Take Golf Channel analyst Brandel Chamblee’s comments after Mickelson’s statement on Tuesday. Chamblee correctly pointed out the self-serving agenda behind the player’s words and defended Shipnuck against Mickelson’s charge of unethical reporting. He also referred to Saudi Arabia as “arguably the most reprehensible regime in the world.”
But the crux of Chamblee’s commentary was a full-throated defense of the PGA Tour and professional golf’s status quo. “How does [golf] desperately need change?” he said. “The game of golf is booming…. The PGA Tour is doing extraordinarily well.” He went on to describe the PGA Tour as “a very philanthropic tour that takes care of players from the time they get out of college until they want to hang it up.”

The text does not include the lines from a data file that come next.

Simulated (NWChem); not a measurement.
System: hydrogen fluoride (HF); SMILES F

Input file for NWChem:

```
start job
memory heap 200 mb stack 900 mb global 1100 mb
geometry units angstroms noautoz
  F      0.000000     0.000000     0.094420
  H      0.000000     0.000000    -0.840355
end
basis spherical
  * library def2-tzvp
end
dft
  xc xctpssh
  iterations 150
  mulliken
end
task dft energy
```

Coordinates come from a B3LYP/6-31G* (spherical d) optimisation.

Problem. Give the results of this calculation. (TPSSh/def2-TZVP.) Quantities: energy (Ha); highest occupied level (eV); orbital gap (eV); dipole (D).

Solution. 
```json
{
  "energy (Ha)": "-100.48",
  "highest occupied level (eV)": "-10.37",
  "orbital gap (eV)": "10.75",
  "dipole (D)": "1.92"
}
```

On the subject of the Tour’s generosity to players, Chamblee was particularly adamant: “I can’t imagine a tour that takes care of players from the beginning of their career until late into old age other than the PGA Tour; whereas the Saudi-backed tour is pretending they can just pick 30-40 players, statically, and that represents the best of the game. They have no feeder system for this tour and certainly when they start playing poorly, they will be gone.”
This wasn’t just a takedown of the SGL; it was a critique of any small, star-driven league that might compete with the PGA Tour.
Maybe I don’t need to explain that Chamblee’s employer, Golf Channel, has a close relationship with the Tour. Or that, as Brendan Quinn reported for The Athletic, the 2020 TV-rights deal forced Golf Channel to cut costs and become more intertwined than ever with the primary subject of its coverage. (“The PGA Tour had all of the leverage,” Quinn wrote about the rights negotiations.)
Ponte Vedra’s boosters in the media will no doubt continue to spin Phil Mickelson’s meltdown as proof that breakaway tours are bad news. But as for the rest of us, I hope we reject the Saudi pitch because it involves sportswashing, not because the PGA Tour should remain unchallenged.